RealTime IT News

Agere Jumps Into Power Amplifier Dogfight

Agere Systems Monday said it is officially entering the wireless power amplifier market by offering 21 new transistors for base stations .

The Allentown, Pa.-based integrated circuit maker sells other chips for base stations but has never sold power transistors used to manage cell phone calls. With its new offerings, Agere said it is targeting sales of its product to manufacturers of base stations who also build their own amplifiers, as well as companies that manufacture amplifiers that are sold to third-generation (3G), 2.5 generation (2.5G), and second-generation (2G) base station manufacturers. The new transistors are expected to go head-to-head with similar offerings by Philips Electronics and Motorola , which controls about half of the base station market.

The hook, according to Agere, is that its power amplifier transistors can enable much cooler, smaller, and less expensive wire less base stations than are possible using any other RF power transistor technology. The company also claims its technology could shrink the size and shift the location of today's typical base stations -- about the size of a backyard tool shed and installed on the ground -- to the size of a suitcase and installed above the ground on wireless antenna towers.

The new product family also features laterally diffused metal oxide semiconductor (LDMOS) process technology, generally used in RF power transistors.

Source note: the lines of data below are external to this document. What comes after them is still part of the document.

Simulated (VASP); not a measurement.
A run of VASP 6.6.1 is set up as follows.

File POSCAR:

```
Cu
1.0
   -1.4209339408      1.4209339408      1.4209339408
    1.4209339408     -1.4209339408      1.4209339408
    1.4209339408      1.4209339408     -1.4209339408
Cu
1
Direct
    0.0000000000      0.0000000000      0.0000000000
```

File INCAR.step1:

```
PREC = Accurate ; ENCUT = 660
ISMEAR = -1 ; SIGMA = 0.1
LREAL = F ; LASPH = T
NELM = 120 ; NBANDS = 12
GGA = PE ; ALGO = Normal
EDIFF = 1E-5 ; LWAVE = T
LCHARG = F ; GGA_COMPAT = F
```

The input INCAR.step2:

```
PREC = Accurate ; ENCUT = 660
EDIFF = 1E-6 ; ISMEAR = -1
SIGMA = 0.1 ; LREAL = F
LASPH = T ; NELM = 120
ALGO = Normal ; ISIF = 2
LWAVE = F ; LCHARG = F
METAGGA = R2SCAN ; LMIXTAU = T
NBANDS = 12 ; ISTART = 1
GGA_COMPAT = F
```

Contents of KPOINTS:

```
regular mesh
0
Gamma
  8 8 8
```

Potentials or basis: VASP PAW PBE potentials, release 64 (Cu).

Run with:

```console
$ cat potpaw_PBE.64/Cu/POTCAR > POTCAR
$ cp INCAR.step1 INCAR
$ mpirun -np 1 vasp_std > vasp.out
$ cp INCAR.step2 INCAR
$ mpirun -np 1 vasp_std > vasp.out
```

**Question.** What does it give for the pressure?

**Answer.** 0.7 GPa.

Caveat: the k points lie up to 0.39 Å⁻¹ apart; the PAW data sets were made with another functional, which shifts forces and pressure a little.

"The wireless transistor market represents an important new growth opportunity for Agere, and with our technological breakthroughs, we believe we are poised for success in this space," said Agere executive vice president Sohail Khan. "By delivering significant cost reductions, our new products will enable wireless service providers to accelerate delivery of lower-cost, feature-rich, high data rate services to cell phone users, such as video streaming, instant messaging and gaming."

The key to improving the base stations, according to Agere, is lower transistor temperature through ultra-thin silicon wafers and high-density, low resistance electrical connections.

Agere says thicker chips tend be warmer because they don't conduct heat as well as thin chips. The company said its new transistors are designed to be 30 percent shorter in length and are 50 percent thinner than other transistors. These thinner and shorter transistors get rid of heat more effectively than thicker and longer transistors. Lower temperature transistors can cut in half the number of cooling fans in base stations compared with hotter transistor products. Reducing the number of fans also reduces noise pollution.

By using high-density, low resistance electrical connections, Agere said it is improving the transistor's performance when amplifying wireless signals. In tune with that technology, Agere claims to have created a transistor with reduced resistance and parasitic capacitance. This leads to transistors with higher gain and efficiency, two key parameters in selecting transistors for use in wireless power amplifiers.

The transistors are shipping in sample quantities and are expected to ship in production quantities in the third quarter of this year. Prices for Agere's transistors range from $12 to $207 in quantities of 10,000. More than 20 companies are evaluating Agere's transistors.